Published online by Cambridge University Press: 26 April 2020
In the second half of the twelfth century two scribes at the Poitevin abbey of Saint-Pierre, Maillezais undertook a project that would allow their brethren to relive the first crusaders’ triumphs and tour the holy sites of the East without leaving the cloister. The product of their efforts, now preserved in Paris, Bibliothèque nationale (BN), ms. latin 4892, opens with an impressive array of excerpts from patristic and Carolingian historical, homiletic, and visionary literature that trace two closely entwined narratives: the rise of Christianity and the deeds of the Roman Church's preeminent defenders, the Franks. In the final sixty-seven folios, the manuscript's creators presented this story's climax, the First Crusade, carefully wrapped in layers of historical, geographical, and devotional context. Most modern readers have treated this assemblage of nine texts as a grab-bag, considering individual sources without addressing the logic behind what is, in fact, a quite thoughtful commemorative and devotional plan. Reading the collection holistically reveals how geographical knowledge and theology informed the reception of the First Crusade in the twelfth-century West, and reminds us of the importance of restoring early crusade narratives to their original contexts.
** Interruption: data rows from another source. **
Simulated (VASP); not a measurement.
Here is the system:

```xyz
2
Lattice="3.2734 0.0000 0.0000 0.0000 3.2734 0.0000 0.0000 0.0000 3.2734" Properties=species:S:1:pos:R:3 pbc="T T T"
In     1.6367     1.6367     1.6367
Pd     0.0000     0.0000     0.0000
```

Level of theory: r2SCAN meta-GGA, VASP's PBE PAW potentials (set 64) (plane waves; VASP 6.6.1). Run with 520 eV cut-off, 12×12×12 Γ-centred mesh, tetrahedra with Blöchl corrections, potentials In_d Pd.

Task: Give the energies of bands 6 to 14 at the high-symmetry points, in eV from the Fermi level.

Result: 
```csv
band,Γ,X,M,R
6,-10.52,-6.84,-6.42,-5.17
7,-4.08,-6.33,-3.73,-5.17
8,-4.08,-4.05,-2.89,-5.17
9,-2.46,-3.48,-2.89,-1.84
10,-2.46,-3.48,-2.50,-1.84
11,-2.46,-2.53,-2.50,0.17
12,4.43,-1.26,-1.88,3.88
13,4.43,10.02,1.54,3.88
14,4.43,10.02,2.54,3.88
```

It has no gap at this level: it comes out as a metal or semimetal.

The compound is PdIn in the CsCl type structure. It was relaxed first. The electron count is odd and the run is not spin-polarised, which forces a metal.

Maillezais's monks had every reason to be interested in crusading to the Holy Land in the later twelfth century. An earlier abbot, Peter, had helped preach the First Crusade and subsequently journeyed east, probably in the entourage of his patron, Duke William IX of Aquitaine (r. 1088–1127), with the iter's final wave. Since the abbey's cartulary has been lost, it is impossible to reconstruct its connections to individual crusaders, but, given both Abbot Peter's enthusiasm for the expedition and Maillezais's ties to the dukes of Aquitaine (who were also the counts of Poitou at this time), the community could have served as a recruiting hub in the Bas-Poitou. Certainly a large number of Poitevin knights participated in the First Crusade, and continued to fight in defense of Outremer in subsequent decades. The 1136 marriage of William IX's younger son, Raymond of Poitiers, to Constance, heiress of Antioch, and the participation of sizeable Poitevin contingents in the Second and Third Crusades ensured the ongoing relevance of Levantine affairs to the elite of the Bas-Poitou, and thus for the monasteries they patronized, throughout the twelfth century. This was the backdrop against which the compendium in BN latin 4892 was planned.